3 Ways Your Startup Can Avoid the Bankruptcy Trend

It’s an unfortunate and well-known fact that the majority of startups ultimately fail. Many entrepreneurs think that if they can only keep their business alive for the first few years, they’ll be out of the woods. The truth is that more than half of businesses don’t make it past the first five years.

While this is especially true for small companies still learning their industry, many multi-million dollar companies—the likes of which can make investors drool—have found themselves in a state of bankruptcy. Just look at Avaya, Kodak, Karhoo, and a plethora of other impressive tech companies.

Big or small, countless companies that seemed relatively stable to outsiders have gone bankrupt. Why? It could be a simple lack of incoming revenue that stunts growth, or even the result of a product line not evolving to keep up with competition and becoming obsolete. It could also be overvaluation, poor investments, or expanding a business too soon.

Creating and growing a business can be a tricky balance. You want to move fast, but not faster than your budget can afford, and you have to spend money to make money. But where do you stop? Here are three tips to help keep your business above water and thriving.

1. Take one step at a time and focus on priorities.

It’s easy to spend cash faster than we can earn it. Many companies want to do everything from the very beginning. They end up spending thousands of dollars on trade shows, airfares, marketing efforts, prototypes, employees, and more.

Startups can burn through a majority of their investors’ cash before they see any return on their investments. One startup, Beepi, recently closed its doors. It was a marketplace for people to buy and sell used cars, and while they had raised almost $150 million in funding, they were spending close to $7 million a month at their peak. In business, it’s crucial to understand what you NEED and what you can do without.

John Pope, co-founder, and CEO of Jive Communications, recently acquired by LogMeIn, explained how he and his co-founders focused all of their time and energy on their product first. Founded in 2006, they didn’t even establish a marketing department until 2013. Instead, Pope said that everyone on their small team wore multiple hats and penny-pinched wherever possible.

2. Remember that money is made to be spent—responsibly.

Reinvest in your company. Most startups need to make this their primary focus. Why? Because new businesses can’t compete with the big dogs yet. If a business plans to be a serious contender in the marketplace, an aggressive expansion strategy means aggressive reinvestment — though it varies from company to company.  

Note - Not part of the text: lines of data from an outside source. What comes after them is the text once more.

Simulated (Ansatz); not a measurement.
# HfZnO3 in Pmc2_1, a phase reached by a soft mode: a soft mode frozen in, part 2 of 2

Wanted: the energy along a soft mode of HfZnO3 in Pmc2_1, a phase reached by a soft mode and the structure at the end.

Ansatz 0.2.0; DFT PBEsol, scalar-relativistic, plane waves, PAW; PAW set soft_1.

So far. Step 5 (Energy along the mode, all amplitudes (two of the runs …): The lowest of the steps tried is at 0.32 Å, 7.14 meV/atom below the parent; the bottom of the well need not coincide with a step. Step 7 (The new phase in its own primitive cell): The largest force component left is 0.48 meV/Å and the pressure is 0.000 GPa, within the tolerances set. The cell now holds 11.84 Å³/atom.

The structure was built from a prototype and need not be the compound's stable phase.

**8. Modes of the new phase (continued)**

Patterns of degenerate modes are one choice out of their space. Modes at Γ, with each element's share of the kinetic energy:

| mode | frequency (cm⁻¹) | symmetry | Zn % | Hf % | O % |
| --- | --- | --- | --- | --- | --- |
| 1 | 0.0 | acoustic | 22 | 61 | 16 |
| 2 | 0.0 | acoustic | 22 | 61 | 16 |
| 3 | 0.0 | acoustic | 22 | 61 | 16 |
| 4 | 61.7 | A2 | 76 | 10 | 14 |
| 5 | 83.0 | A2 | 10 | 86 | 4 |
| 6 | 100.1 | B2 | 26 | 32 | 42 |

Have a strategy and apply funds according to your development plan and company needs. Many businesses start by making improvements. Could you improve your infrastructure? Streamline manufacturing? Have customers asked for improved product features and capabilities?

These different endeavors can help increase your profits and decrease expenses. So with your future and growth in mind, reinvest responsibly.

3. Have a plan in place for paying off debt.

Debt can be a great way to raise money to finance the growth and expansion of a business, but it can also be dangerous. As a business owner, you need to have a plan in place to pay it off, and you’ll want to start early. With personal debt, you generally want to pay off the loans with the highest interest rate first, but with a business, it’s a little different.

Once you’ve paid your employees, you can focus on overdue bills from key suppliers. To improve cash flow and allow yourself more money to pay down debt, it can be a good strategy to delay payment to suppliers. However, once you’ve reached the latest deadline, pay off these outstanding invoices as fast as possible. These debts may not cost you interest, but they can be costly for your business’s reputation.

Next, you will want to pay off debts that impose steep penalties if you fail to pay on time — particularly if you provided a personal guarantee or the debt was secured with valuable collateral. Only after these steps will you want to focus on ranking and paying off debts by interest rate, paying them down one at a time while making minimum payments on the others.

4. Understand that there’s always an opportunity cost.

Once a business starts seeing a profit, many feel that they should spend more — even when they don’t have to. Focus on cash flow and growth rather than impressing people. Of course, you want your employees and office to be comfortable, but does it need to be excessive? Instead of throwing things out when they break, consider repair costs. Instead of staying in a five-star hotel while on a business trip, stay in a comfortable, but a reasonably priced three-star hotel.

Once you start opting for the easier, fancier, or more fun route, you’ll find that it’s hard to go back. And there’s always an opportunity cost. Consider the money that could have been made by reinvesting it back into the company to improve your product offering (and avoid becoming obsolete) or putting it somewhere more valuable.

There’s a healthy balance in everything. Don’t discard your frugality as you become successful. Big expenses should and will be made with the business’s strategy in mind. Simply remember that your startup doesn’t have to do everything right away. Take one step at a time, spend money responsibly, and take a good look at your opportunity costs.